Wednesday, January 11, 2006

Love's Truth

I’ve been looking around and working on this site www.43things.com and I really think I like it so far.  Check it out (I referenced it in an earlier post, but my username is: muse71 if you’re interested in reading it).  It’s a place to list your goals, see what others have for goals, share like goals, get support in achieving them, and share your experiences and help others once you’ve achieved them.  I have NO clue what I’m doing, lol but I’m being spontaneous and open.  

So I have 6 things I want to do now.  I forget what all they are, something about drinking more water, make others happy, find love, and something else.  I’ve also done two things, continued to write poetry and built my own webpage (several actually, I do this on the side too ;)

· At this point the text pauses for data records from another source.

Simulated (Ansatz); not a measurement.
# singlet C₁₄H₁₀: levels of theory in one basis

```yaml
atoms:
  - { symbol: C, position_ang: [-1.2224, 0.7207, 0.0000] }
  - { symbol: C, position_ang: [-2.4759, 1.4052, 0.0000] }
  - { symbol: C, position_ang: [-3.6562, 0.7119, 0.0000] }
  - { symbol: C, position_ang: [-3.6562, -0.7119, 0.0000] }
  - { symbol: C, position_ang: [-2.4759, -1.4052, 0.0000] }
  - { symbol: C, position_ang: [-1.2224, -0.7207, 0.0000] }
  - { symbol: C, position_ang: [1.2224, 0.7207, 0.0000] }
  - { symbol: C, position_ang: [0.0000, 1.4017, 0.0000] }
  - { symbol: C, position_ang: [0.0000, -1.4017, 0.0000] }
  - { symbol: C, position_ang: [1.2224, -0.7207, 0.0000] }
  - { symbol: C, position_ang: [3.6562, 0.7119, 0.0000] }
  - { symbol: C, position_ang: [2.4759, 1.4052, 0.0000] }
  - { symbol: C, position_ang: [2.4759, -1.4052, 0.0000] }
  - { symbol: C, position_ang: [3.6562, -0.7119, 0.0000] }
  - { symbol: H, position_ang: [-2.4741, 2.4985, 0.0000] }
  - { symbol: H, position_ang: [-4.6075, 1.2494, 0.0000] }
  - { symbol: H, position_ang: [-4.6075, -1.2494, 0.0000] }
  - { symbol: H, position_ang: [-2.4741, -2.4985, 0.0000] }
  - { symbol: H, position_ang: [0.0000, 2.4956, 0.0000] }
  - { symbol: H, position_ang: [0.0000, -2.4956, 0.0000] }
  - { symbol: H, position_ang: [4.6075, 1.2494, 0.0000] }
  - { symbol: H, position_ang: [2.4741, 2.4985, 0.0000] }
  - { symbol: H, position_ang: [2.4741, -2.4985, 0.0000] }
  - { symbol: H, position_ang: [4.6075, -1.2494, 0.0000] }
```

But in my reading at lunchtime of other peoples goals, I was cheering some folks on and came across this post on “finding love”.  Someone else is doing the goal I’m doing, and they posted their story.  This post I’ve copied and pasted for you is someone’s response to the original poster and DAMN it is SO true.  I replied as well and have printed this for my own remembering for my future relationship (and yes, today I have hope that perhaps I will have another long term relationship someday… today anyway  ;)

Here you go:

On: Fall in real love: ridiculous, inconvenient, consuming, can't live without each other love.
Real love, yes...  — 1 week ago
...ridiculous, no. Inconvenient, yes—at the time I thought so. Consuming, sometimes; at times, though, you get caught up in the small stuff of life and take each other for granted for a while. That’s why love takes effort. It takes effort to remember, to remind, to demonstrate, to give, to forgive, to allow for imperfection and encourage and keep on loving.
I read back through all the posts before I wrote this, to see if anyone else had said what I think needs to be said here. one person hinted at it, and that was all.
I’ve been married for nearly 19 years, which is a pretty long time. His folks have been married for over 35 years; mine for nearly 50. His paternal grandparents both died a couple of years ago, still married after more than 55 years. His paternal grandfather is still living; he lost his wife a couple of years ago, also, and misses her every day after more than 55 years. My paternal grandparents were married at age 12 and 17 (this was a long time ago, kids, and even they wouldn’t recommend being so young); they stayed married until Grandpa died in the mid-70s, and their love has lived on beyond him. My maternal grandparents also had a long marriage that lasted until Grandpa’s death.
So I maybe know something about real love, love that lasts. It’s not a lightning bolt. It’s more like a spark that you blow on, work on, and keep on feeding. There’s a fire, sure, but it’ll go out if you just lie in front of it daydreaming about how in love you are.
Sometimes we imagine we’d do anything for love—we’d run through that airport and grab him before he got away, we’d stand up to our disapproving families or move across the country. We cheer movies where someone gives up a great career for a better love, or humbly promises to be a better man if she’ll just take him back.
The tricky thing to do for love is to accept that he’ll always be a stricter parent, that he’ll never remember birthdays, that she’s terminally distracted, that she’s got a crazy mother who she loves. Being a good parenting partner (YOU, not your partner), cheerfully helping him not feel like an idiot on your birthday, keeping track of things for her, loving her mother. Putting your marriage first and everything else second, even the little things, the obvious things, the “how can he not SEE this” kinds of things. Those are the hard things people do for love.
We’ve got four kids and I’m 70 pounds heavier than when he married me. He’s not perfect, either. We’ve had a handful of real arguments; we’ve both swallowed our anger for each other’s sake at times; we’ve put each other first and sometimes second and had to rethink and recommit. We’ve let go of being right in order to be happy, sometimes, both of us.
It’s worth everything. It’s worth EVERYTHING we’ve each given up.
I know I could live without him, because in the next room as I write this is his brother’s widow. She’s just my age (39) and she’s surviving, partly because he and his brothers remember her and take care of her, call the boys to talk to them, stuff like that.
But I wouldn’t want to live without him for a minute.
A long time ago he told me that one of his favorite stories was about a man we both admire, who sat next to his elderly wife on an airplane and asked her, “Dear, what do you think we’ll be doing in 82 million years?” His wife laughed and rolled her eyes, gave him a fond pat, said, “Oh, honey,” in an indulgent tone of voice. And they held hands.